Since it was elected in February, one of the major calls upon the new
government has been to bell the petroleum cat – that is, to affix an adequate
tax upon the oil industry, specifically Belize Natural Energy to make sure Belizeans
get a just share of this precious, non renewable resource. The widely-held perception
is that with world oil prices at a record high, Belize Natural Energy is booking
huge profits while the government only gets a small percentage back in income
tax. So the government decided to impose a windfall tax, a tax on the profits
earned from the record oil prices. With millions of dollars at stake, it was
a bitter fight, band today government declared victory – and it would
have been convincing, except the cheering section was led by Belize Natural
Energy. How did that come about, and what does it mean to you? Here’s
the story.
Hon. Dean Barrow, Prime Minister
“Anything that BNE gets above $90 per barrel is what will be treated
as the windfall and that windfall will be split 50-50 between BNE and the government
of Belize.”
It’s that simple – a straight cut down the middle and the tax comes
into force in September.
Hon. Dean Barrow,
“As a consequence of the agreement with BNE, we expect to collect
by way of the split of the windfall profits, between $16 million and $18 million
starting from September and running through to March.”

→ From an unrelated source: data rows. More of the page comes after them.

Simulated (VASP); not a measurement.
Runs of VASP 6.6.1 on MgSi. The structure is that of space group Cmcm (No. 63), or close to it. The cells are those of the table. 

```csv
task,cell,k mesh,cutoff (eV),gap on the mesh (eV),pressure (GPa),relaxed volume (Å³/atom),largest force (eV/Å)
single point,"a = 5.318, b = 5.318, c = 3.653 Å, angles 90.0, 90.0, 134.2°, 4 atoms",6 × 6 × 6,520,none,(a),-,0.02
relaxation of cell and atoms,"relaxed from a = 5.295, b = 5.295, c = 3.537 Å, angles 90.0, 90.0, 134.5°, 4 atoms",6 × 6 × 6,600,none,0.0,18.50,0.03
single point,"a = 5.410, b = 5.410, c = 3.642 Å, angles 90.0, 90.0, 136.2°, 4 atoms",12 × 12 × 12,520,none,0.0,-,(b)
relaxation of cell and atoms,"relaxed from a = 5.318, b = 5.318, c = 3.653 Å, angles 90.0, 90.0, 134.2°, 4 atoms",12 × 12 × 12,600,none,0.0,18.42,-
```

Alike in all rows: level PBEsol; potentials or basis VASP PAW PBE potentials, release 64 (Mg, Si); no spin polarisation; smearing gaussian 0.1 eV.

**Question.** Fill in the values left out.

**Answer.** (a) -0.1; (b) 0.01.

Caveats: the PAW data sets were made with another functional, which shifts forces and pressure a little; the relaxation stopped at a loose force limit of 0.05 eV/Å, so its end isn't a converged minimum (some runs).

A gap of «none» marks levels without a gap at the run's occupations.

And with the CEO of BNE Dr. Gilly Canton rubbing shoulders with government
ministers and technicians, everything seemed to be peaches and cream, maybe
too peachy.
Dr. Gilly Canton, BNE Chief Executive Officer
“The principles outlined today by the Prime Minister offer a road
map to an acceptable win-win arrangement whereby government increases its take
and private investment in exploration and development continues.”
Hon. Dean Barrow,
“Throughout the discussions were cordial, certainly they were conducted
in an atmosphere of mutual respect and I am very very pleased for that and grateful
to them that we were able to make progress without even coming close to coming
to blows.”
Downright chummy and while it makes for a good photo opportunity, does this
smarminess make for good tax policy? According to Canton, it does.
Dr. Gilly Canton,
“Determining an appropriate fiscal regime that keeps the Belize petroleum
industry competitive and by that I mean keeping exploration investments flowing
while at the same time maximizing the government’s take in an equitable
distribution between the company and the government is indeed a great challenge
to any government.”
But shouldn’t the relationship between government and those who it taxes
always be necessarily adversarial? In other words shouldn’t government
be the water to BNE’s oil?
Hon. Dean Barrow,
“I wouldn’t want you to believe that it was all sweetness and
light and ever dust. BNE, I don’t want to say rattled all sorts of sabres,
but we had people from the Ways and Means Committee in the U.S. Congress summon
our Ambassador in Washington to complain about the fact that we were seeking
to take unfair advantage of BNE. I had a visit from the US Ambassador in this
country. I believe though ultimately good sense prevailed, I believe that ultimately
BNE realized that the government was determined to secure some additional advantage
for the people of this country and that for most purposes we are sovereign.”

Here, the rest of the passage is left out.